Additionally, the Florida Agency for Health Care Administration’s creation of a webpage stating that Amendment 4 “threatens women’s safety” and its then-secretary Jason Weida’s promotion of it prompted a complaint to the Florida Supreme Court, which ultimately sided with the DeSantis administration because the plaintiff lacked standing to sue.
Aside from the DeSantis administration’s use of state resources against the ballot initiatives last year, state employees in the governor’s office called lobbyists to request donations for a political committee aligned with DeSantis as he and First Lady Casey DeSantis hinted that she was considering a run for governor, according to NBC News.
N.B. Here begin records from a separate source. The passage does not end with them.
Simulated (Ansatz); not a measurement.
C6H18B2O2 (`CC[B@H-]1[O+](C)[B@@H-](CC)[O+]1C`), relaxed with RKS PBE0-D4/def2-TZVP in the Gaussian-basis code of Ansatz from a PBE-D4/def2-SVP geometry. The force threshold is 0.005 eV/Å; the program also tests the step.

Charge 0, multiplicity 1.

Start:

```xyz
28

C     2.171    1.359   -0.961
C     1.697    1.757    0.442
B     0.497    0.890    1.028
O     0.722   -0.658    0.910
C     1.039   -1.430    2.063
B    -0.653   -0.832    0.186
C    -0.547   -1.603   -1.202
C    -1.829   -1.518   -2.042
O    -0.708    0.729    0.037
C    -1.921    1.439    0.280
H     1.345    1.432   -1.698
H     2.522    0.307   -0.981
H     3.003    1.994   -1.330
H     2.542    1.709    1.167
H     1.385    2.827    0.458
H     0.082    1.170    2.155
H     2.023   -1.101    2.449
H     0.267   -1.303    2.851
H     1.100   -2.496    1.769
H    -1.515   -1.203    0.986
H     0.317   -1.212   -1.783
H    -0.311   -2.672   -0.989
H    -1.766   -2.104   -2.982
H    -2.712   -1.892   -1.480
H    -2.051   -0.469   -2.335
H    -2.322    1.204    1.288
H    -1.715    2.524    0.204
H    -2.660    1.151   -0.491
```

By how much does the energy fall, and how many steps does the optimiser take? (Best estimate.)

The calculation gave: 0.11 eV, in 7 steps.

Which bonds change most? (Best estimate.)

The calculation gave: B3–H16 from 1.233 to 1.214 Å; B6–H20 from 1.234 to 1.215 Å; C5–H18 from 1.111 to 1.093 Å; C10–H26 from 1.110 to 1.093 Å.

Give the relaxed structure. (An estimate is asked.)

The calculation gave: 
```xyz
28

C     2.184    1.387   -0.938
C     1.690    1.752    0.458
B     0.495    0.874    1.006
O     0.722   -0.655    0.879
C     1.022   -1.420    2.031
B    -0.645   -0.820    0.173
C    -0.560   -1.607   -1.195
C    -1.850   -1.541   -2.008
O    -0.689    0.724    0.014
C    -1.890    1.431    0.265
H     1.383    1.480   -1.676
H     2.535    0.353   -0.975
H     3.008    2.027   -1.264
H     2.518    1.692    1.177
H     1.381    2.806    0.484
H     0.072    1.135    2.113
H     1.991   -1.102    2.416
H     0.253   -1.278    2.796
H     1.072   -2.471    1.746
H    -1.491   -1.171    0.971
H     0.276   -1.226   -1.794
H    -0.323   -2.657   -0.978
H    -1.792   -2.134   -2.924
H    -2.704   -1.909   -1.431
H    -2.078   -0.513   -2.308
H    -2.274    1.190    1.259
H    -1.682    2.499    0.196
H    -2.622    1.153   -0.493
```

The Senate version, SB 1760, doesn’t include the provision against state employees’ involvement in campaign activities, and needs to go through one more committee before it could be eligible for a floor vote.
Both bills would require university trustees and members of the Board of Governors that oversees public universities to be U.S. citizens and live in Florida, unless they graduated from a state higher education institution.
Mayfield, sponsor of the House bill, won a suit against the Florida Department of State Secretary Cord Byrd, a DeSantis appointee, after Byrd attempted to block Mayfield from appearing on the ballot for a special election in the state Senate district seat she previously held. The Republican representative won the primary for the Brevard County district with 60.81% of the vote on April 1.
The general election is June 10 and Mayfield has resigned from the House effective June 9.